Machine Learning Application - Photo OCR
Pipeline
- Detect text
- Character segmentation
- Character classification
- (Optional) spelling correction.
Sliding Window
- Scan an image step by step to check whether object can be detected in it.
- Draw boundaries around the detected objects/characters.
- Feed these smaller images to the next step.
Character detection
- Train an algorithm which can detect when an image is a the middle of two adjoining characters.
- If it detects image as middle of the two characters, mark it as a boundary.
Artificial data synthesis
- Generate data using off the shelf fonts and other image processing techniques to mimic real world data.
- Use small real world training set, but use image processing techniques, generate more samples.
- Introduce gaussian noise or distortions to generate more samples.
- You need a low bias classifier, so that adding more samples helps.
- If you can get more real world data, that might be better use of resources than spending time on artificial data synthesis.
Ceiling Analysis / How to decide which part of the pipeline to work on?
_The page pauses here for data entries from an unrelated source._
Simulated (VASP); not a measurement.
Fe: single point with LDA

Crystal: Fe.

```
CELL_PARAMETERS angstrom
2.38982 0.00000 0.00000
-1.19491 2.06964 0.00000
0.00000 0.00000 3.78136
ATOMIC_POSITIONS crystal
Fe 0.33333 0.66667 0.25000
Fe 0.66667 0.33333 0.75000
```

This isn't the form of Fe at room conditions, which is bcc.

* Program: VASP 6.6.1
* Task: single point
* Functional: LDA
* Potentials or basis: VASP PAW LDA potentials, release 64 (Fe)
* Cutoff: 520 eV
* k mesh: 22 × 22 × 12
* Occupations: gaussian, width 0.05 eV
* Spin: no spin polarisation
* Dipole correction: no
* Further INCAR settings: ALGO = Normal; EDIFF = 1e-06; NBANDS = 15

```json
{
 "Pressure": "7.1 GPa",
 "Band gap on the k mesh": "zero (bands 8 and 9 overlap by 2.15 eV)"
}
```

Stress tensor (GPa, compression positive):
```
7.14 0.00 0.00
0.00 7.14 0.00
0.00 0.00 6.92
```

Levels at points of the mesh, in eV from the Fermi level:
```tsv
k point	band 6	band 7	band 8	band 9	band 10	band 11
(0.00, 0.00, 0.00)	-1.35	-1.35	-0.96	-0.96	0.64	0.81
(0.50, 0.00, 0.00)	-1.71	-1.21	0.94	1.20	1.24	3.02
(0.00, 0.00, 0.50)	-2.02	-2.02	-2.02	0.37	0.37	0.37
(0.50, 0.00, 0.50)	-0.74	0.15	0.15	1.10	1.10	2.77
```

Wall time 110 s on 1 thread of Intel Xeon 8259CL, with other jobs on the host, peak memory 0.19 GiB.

- Mimic a stage is working at 100% accuracy by using training set, but just using label output at the output of the algorithm.
- So if the label is y=1, then algorithm outputs 1, else outputs 0.
- This similar to mocking in classical programming unit testing.
- Step by step mock out each stage of the pipeline and observer the overall pipeline performance in each step.
- If the mock stage which is working at 100% efficiency does not change the overall performance by a lot, then that stage is not worth working on immediate priority.